I'm new to brewing, but when I made my first batch I just took my pot off the stove and set it in my sink and surrounded it with ice water. I did a 2.5 gallon boil.
 
Not the same as a full boil but it'll work. When I used to do partial boils I froze plastic gallon containers of spring water. Then when it was time to chill I sanitized the entire container and cut the plastic off with a sanitized razor blade. Chilled the wort in no time. Especially for hop utilization, it's best to do as close to a full boil as you can.
 
I do similar to jonk. I start my boil with about 4.5 gallons and by time I finish I have about 3.5-3.75gal of wort. I then add ice that I made the day before (after boiling water and sanitizing the pitchers) to get up to 5 gallons. Takes about 10-15min to cool the wort and it's free. I might get a wort chiller some day...but this works well for now.
 
2.5 gallons of over 200 degree wort + 2.5 gallons of cold water = hot wort in my opinion.

You will still have to do a small ice bath.

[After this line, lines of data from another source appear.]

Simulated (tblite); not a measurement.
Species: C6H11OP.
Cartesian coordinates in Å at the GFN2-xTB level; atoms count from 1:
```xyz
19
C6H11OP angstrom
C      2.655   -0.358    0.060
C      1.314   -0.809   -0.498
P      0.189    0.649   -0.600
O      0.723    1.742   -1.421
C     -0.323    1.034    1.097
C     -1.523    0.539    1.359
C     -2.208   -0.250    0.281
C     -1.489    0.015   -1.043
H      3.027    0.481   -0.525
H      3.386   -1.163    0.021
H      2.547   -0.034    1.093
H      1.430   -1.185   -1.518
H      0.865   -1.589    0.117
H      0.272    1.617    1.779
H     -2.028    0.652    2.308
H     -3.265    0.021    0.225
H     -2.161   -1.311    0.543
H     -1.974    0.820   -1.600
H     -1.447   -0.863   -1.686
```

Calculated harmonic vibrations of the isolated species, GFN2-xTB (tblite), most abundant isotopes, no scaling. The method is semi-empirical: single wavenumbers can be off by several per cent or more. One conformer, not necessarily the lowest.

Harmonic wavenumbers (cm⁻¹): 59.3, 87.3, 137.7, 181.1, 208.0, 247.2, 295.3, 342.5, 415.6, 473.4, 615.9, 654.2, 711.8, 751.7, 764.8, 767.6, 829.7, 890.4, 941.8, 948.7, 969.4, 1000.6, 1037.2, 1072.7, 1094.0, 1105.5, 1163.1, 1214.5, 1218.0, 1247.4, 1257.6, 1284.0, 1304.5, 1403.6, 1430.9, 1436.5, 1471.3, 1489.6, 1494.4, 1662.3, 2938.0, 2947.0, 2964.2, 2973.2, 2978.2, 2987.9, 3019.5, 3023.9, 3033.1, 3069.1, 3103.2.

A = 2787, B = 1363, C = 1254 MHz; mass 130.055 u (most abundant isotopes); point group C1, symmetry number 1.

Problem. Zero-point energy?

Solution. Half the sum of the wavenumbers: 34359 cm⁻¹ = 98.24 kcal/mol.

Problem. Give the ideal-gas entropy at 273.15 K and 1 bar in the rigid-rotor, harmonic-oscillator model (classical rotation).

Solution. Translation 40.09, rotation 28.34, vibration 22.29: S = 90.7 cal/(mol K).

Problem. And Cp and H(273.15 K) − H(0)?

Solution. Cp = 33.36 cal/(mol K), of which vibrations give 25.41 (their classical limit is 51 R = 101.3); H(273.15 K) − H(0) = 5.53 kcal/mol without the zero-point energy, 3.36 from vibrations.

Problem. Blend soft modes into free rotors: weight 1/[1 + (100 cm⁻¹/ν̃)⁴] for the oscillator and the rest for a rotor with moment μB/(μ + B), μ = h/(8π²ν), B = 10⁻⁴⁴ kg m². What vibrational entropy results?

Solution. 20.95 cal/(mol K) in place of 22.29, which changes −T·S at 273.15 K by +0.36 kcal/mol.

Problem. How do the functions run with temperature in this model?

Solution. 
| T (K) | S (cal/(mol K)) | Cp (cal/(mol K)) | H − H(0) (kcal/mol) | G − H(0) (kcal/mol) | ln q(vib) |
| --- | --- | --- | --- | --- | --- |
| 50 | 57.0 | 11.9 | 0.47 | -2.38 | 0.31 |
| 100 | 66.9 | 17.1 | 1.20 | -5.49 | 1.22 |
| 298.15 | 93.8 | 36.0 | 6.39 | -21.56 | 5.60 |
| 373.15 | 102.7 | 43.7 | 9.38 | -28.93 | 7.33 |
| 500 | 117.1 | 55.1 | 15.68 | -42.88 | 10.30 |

Now that I'm on my 7th batch of beer in the future, a wort chiller is on my list BIG TIME. Back when I started with Mr Beer, it wasn't that important, because you boil the water, turn off the heat, and then add your ingredients which drop the temp, then mix that with cold water. Doing all grain and partial all grain, you are boiling a ton more water, which takes a LONG time in a ice bath, and a wort chiller is well worth it. You would probably even do a cheaper wort chiller and still put it in a small ice batch in the sink.
 
I made my own wort chiller for $50 or so, counting tools needed (tube bender set). I had an old flaring tool so flared the ends slightly, and just stuck the tube on and used double clamps. Worked great. I do 2.5 to 3 gal boils. I also put it in an ice bath. The copper is the most expensive part, it was $35 for 20 feet at my local home improvement store.